FiveBooks Interviews

Mark Kleiman on Drugs

The Professor of Public Policy at the UCLA School of Public Affairs talks drugs and selects the best books on the subject. Enlightening discussion around drug policies and potential benefits of hallucinogens

Why have you chosen Paying the Tab

First of all because it involves the most important abused drug, which is alcohol. Secondarily, because it’s one of the most lucid and beautifully-written policy books I know, and because it makes a very straightforward point: which is that in the US, alcohol is far too cheap and far too loosely regulated and the resulting social costs are enormous. Cook calculates that if we double the alcohol tax, which would increase the average price of a drink by about ten per cent, that would prevent about 500 murders a year. 

But prohibitions never work. 

Prohibitions do work: that’s why there’s less cocaine abuse than there is alcohol abuse. But badly implemented prohibitions can be terribly expensive. 

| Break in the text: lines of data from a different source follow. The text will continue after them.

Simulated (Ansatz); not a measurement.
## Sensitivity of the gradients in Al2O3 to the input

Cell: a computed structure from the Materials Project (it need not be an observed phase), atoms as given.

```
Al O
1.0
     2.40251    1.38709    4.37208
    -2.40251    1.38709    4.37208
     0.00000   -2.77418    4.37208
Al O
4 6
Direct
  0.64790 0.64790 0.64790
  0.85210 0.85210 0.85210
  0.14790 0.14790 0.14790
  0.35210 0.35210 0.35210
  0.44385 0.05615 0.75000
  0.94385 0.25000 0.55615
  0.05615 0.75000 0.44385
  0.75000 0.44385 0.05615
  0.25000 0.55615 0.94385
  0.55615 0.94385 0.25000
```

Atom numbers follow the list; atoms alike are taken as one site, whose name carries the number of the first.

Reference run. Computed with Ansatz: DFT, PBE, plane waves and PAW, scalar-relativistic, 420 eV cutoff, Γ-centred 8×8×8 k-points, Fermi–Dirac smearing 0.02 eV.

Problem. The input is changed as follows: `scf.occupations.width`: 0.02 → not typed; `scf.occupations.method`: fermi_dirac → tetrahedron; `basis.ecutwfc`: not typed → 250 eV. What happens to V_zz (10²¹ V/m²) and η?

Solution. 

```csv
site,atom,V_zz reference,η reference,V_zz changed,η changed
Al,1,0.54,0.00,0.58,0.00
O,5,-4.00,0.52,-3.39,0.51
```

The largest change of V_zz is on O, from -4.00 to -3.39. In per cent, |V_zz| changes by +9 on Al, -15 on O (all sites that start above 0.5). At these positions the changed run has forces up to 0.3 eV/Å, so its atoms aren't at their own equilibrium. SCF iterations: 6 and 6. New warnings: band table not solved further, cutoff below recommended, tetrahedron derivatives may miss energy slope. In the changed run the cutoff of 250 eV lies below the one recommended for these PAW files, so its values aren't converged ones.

But Cook isn’t talking about making alcohol unaffordable. He is just talking about raising the price a little so that people would drink a little less. The people who would use less alcohol would be two groups – people with not much money, like teenagers, and people who drink a lot. It would have very little impact on the ordinary drinker. Somebody who has a drink a day would end up paying $35 a year in tax – he’d barely notice it. But somebody who has five drinks a day would notice it. 

How many alcohol-related murders are there in the US every year? 

There are about 16,000 murders a year and in more than half of them the victim or the perpetrator or both are drunk. Murdering someone generally doesn’t seem like a very good idea unless you’re drunk. 

You’d have to be quite drunk for murdering someone to seem like a good idea. 

No. You could be a little bit drunk and insult somebody who would then kill you. But also you could be a little bit drunk and get into a fight where you didn’t intend to kill the other guy but you did. One third of all the homicides in the United States are committed either in a bar or within 50 feet of the door.

Now you’ve chosen to talk about the Boyum and Reuter analysis of the US drug policy. 

This is the best analysis of what we’re currently doing about drug abuse and what we could do about drug abuse. This is not in the Boyum and Reuter book, but I personally think that what we are doing is mostly we are putting a lot of people in prison and telling a lot of lies. Drug-prevention education is not notorious for its factual content.

Because it overstates or understates the dangers? 

It overstates the dangers and minimises the distinctions between drugs, and overemphasises the distinction between illegal and legal drugs. What we should do is to have law-enforcement that is designed to minimise the damage done by drug dealing, as opposed to trying to minimise drug supply. We should make people who are heavy drug users and active criminals stop using when they are on probation or on parole. 

In terms of minimising the dangers done by drug dealing, do you mean, a kind of human security thing of protecting the people who aren’t involved? Or do you mean arresting the dealers rather than the users? 

I mean protecting the neighbourhood from the impact of drug dealing, which means focusing on the dealers who are the most violent. Not all dealers are equally violent and the current enforcement system actually creates advantages for the more violent over the less violent. 

How? 

Witnesses are afraid to testify against people who are reputedly scary. It’s easier to make people testify against the dealers that nobody is scared of. 

Is anyone taking any notice of this document? 

Well, it was certainly very well received and a lot of the things mentioned are now going on, but it definitely wasn’t a bestseller. It deserved to be.

Tell us about Help at Any Cost

This is an exposé of the juvenile drug-treatment racket and the cruelties that get practised in the name of tough love. They programmes are privately run or some are contracted by various government agencies, but they are mostly exploiting the fears of middle-class parents. 

So, your son is smoking a few joints and you send him to some horrible rehab? 

Yes. They practise physical and psychological abuse against people who are not yet adults, and there is some sexual abuse, though obviously that’s not part of the programme. But deliberate degradation and humiliation is part of the programme. 

Give me an example. 

They’re hauling them up and shouting at them, or the kids are required to wear a T-shirt that says ‘I’m a junkie’. Physical restraint, stress positions, hunger, sexual humiliation. I have somewhat blocked out the full horror of it. The book is survivors’ stories and analysis. Most of the kids don’t need to be in a residential treatment programme and, in any case, nobody is helped by being abused. 

Are these kids who are using drugs in a way that lots of people might consider fairly normal in growing up? 

Some of them, yes. But some have real serious drug problems – but even for them their treatment problem is more serious than their drug problem.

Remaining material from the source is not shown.